Tax Cuts Leave Bush With No Excuses, No One to Blame
Love ’em or hate ’em, President Bush’s new tax cuts do two things: deprive him of any chance to blame Democrats if the economy doesn’t recover, and set up a make-or-break test of the efficacy of supply-side, trickle-down Republican economics. [IMGCAP(1)]
Congress passed cuts nominally limited to $330 billion over 10 years, a total Bush once derided as “itty bitty,” giving him a potential excuse if the economy remains weak.
But, as everyone now knows, the size of the cuts is likely to be greater than the $726 billion Bush originally sought — and which, he promised, would create 1 million new jobs by 2004.
Colleagues say it was Sen. Don Nickles (R-Okla.) who recommended using “sunsets” — early expiration dates — to shoe-horn huge long-term tax cuts into the $350 billion box mandated by moderate Senators.

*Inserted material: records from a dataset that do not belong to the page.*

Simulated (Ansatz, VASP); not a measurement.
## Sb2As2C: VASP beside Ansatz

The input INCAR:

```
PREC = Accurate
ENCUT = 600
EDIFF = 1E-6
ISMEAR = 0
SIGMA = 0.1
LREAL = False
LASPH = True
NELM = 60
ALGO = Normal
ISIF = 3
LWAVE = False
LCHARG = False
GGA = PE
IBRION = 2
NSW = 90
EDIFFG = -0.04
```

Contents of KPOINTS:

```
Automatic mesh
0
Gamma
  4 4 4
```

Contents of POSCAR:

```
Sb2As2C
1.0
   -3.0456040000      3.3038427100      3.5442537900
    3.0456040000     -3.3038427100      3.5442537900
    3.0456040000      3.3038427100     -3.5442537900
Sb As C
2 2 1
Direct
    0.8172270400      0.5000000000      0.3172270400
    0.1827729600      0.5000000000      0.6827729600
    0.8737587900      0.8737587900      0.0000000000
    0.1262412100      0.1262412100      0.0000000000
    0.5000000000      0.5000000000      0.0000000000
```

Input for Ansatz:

Assuming that Congress extends the cuts, the liberal Center for Budget and Policy Priorities calculates their real cost at $800 billion to $1 trillion over 10 years — or $1.1 trillion to $1.5 trillion, counting increases in interest payments on the federal debt.
In any event, when Bush signed the bill last week, he hailed it as a job creator. That means there can be no excuses and no blaming someone else if the economy doesn’t rebound before next year’s election.
Democrats, of course, attack the cuts as economically ineffective, fiscally irresponsible and unfairly skewed to the rich.
Polls indicate that the public is deeply skeptical about the Bush cuts. According to a Gallup poll released last week, 45 percent of U.S. adults think the cuts are a good idea, while 46 percent say they’re a bad idea.
According to a Time-CNN poll, by 57 percent to 32 percent, voters believe the cuts will benefit the rich more than the middle class. By 50 percent to 39 percent, they think the cuts will stimulate the economy. But, by 47 percent to 40 percent, they think the federal deficit will grow “to unacceptably high levels.”
Public attitudes may improve soon when some 25 million families receive checks for $400 per child as a result of the increase in the child tax credit, and when all income-tax payers notice less money being withheld from their paychecks as a result of rate reductions.
On the highly political question of “fairness,” there’s no question that, in terms of dollars in peoples’ pockets, the Bush cuts benefit the wealthy more than lower-income groups.
Arguing for his cuts as late as last week’s signing ceremony, Bush claimed that 91 million taxpayers would receive an average of $1,126 in 2003. But that’s a misleading claim, as CBPP demonstrates. It “averages” the $93,350 tax cut for millionaires with the $189 for those with incomes between $20,000 and $30,000.
Figured as a percentage tax reduction, though, the Bush cuts can be considered “fair.” Millionaires will get an 11.5 percent reduction in their taxes, according to Treasury Department estimates, while the $20,000-$30,000 group gets a 20 percent reduction.
Those with incomes above $100,000 have been paying 72.4 percent of all taxes. After Bush cuts, they’ll be paying 73.3 percent.
While fairness is a hot debating topic, the real tests of Bush’s tax policies are: Will they boost the economy before the 2004 election — and, if Bush is re-elected and his policies survive, will they fulfill the supply-siders’ promise of continuing prosperity?
For Bush, the new cuts have the virtue of being front-loaded and economically stimulative, with $208 billion of the total taking effect in 2003 and 2004. The package also contains $20 billion in aid to the states.
Whether or not the Bush cuts boost the economy between now and mid-2004, Democrats are in the political bind of calling for their repeal — i.e., tax increases — which is not a popular position going into an election.
Democrats legitimately argue that the tax cuts deprive the government of money that could be spent on education, health care or more aid to the states, but that stance deprives them of the ability to blame Bush for rising budget deficits.
So, politically, Bush seems likely to emerge the short-term winner in the tax wars — setting up a climactic (and risky) test of whether supply-side GOP economics works in the longer term.
Supply-siders contend tax cuts will stimulate economic activity so much that they’ll more than pay for themselves in increased government revenues, wiping out anticipated deficits.
They claim it was President Ronald Reagan’s tax cuts that encouraged the investments and productivity increases that powered the economy through the 1990s, raising incomes for all groups, erasing deficit projections and producing surpluses that have since disappeared.
Democrats, of course, are convinced that’s all hokum. They say Reagan’s cuts led only to deep deficits that President Bill Clinton diminished with tax increases, setting off the 1990s boom and making the surpluses possible.
Bush intends to push supply-side theory to the limit, offering up one tax cut after another. If he’s right, the economy could produce enough wealth to pay for many of the programs Democrats advocate.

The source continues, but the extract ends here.